The Montgomery-based credit union alleged in its complaint that Target was not compliant with card industry data security standards at the time of the incursion that led to the theft of credit and debit card data.
“Among other things, merchants are prohibited from storing unprotected cardholder information,” the credit union observed in its class-action complaint filed on Jan. 2 in the U.S. District Court for the Middle District of Alabama.
“The stolen data includes, among other things, customer names, credit and debit card numbers, card expiration dates and the three-digit security codes located on the backs of cards. There is no legitimate reason for Target to keep all of this information stored electronically,” the credit union concluded.
Target acknowledged on Dec. 19 that all of its stores had been hit in the breach that began on or around Black Friday and that data from roughly 40 million credit and debit card accounts had been compromised.
There have been no estimates yet of industry-wide losses from the breach and Alabama State Employees also refrained from using many hard numbers.

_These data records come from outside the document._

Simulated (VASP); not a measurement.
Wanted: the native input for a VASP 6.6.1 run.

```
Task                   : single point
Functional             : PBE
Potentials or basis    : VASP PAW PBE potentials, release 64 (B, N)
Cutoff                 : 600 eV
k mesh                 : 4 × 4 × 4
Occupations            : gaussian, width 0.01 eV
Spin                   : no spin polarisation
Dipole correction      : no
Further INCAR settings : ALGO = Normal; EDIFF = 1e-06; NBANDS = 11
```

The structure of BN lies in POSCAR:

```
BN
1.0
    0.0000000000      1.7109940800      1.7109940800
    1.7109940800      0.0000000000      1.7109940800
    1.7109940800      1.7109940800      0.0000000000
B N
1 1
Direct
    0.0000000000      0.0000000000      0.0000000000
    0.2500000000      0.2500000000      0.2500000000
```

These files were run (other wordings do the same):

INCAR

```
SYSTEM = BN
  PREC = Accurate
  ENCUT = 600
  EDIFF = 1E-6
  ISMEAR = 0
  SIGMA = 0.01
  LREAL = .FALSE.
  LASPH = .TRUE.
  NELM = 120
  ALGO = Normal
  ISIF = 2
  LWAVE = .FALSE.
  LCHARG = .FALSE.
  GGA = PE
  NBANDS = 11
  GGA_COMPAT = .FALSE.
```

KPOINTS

“Plaintiff has lost significantly in refunding the unauthorized use and access of its customers’ and members’ accounts due to Target data breach,” the credit union argued in its brief. “The cost in refunding loss deposits, time and resources spent to remedy the situation of (the credit union's) customers and members are untold.”
Calls to the credit union's law firm were not returned by press time. Target noted that it did not comment on pending litigation and the firm has not yet filed a response to the credit union's complaint.
Meanwhile, many credit unions have continued to push forward in their efforts to quantify their losses from the breach. At least 200 have participated in a survey CUNA is conducting about credit union losses from the Target breach.
“We expect those numbers to increase,” Pat Keefe, vice president of communications at CUNA, said on Jan. 6.
“We have a number of questions related to how and when they were informed of the breach, how many of their members cards have been affected, and some questions on some of the actions they have taken or plan to take with respect to the cards,” added Bill Hampel, CUNA senior vice president of research and policy analysis and chief economist, during the trade group's weekly conference call.
“We also ask them for some information on the cost that they have incurred in terms of either reissuing cards or having to increase staff for increased call volume,” Hampel said.
Keefe detailed CUNA's plans to distribute the results.“We expect to make results of our survey available to those who can assist in limiting the costs to credit unions of these breaches in the future – including lawmakers, regulators, the media and our members,” he said. “The data we share will be the aggregated results. We will not share the data of individual credit unions.”
In the latest edition of The Cheney Report, CUNA President/CEO Bill Cheney said, “We want to know – because the scope of this breach is so big (the second largest, in terms of total persons affected), the costs to credit unions (and ultimately to their members) are so immense for replacing cards and reimbursing members who have lost funds due to fraudulent transactions, and because Congress is taking notice of this whole affair –particularly the costs of it all.”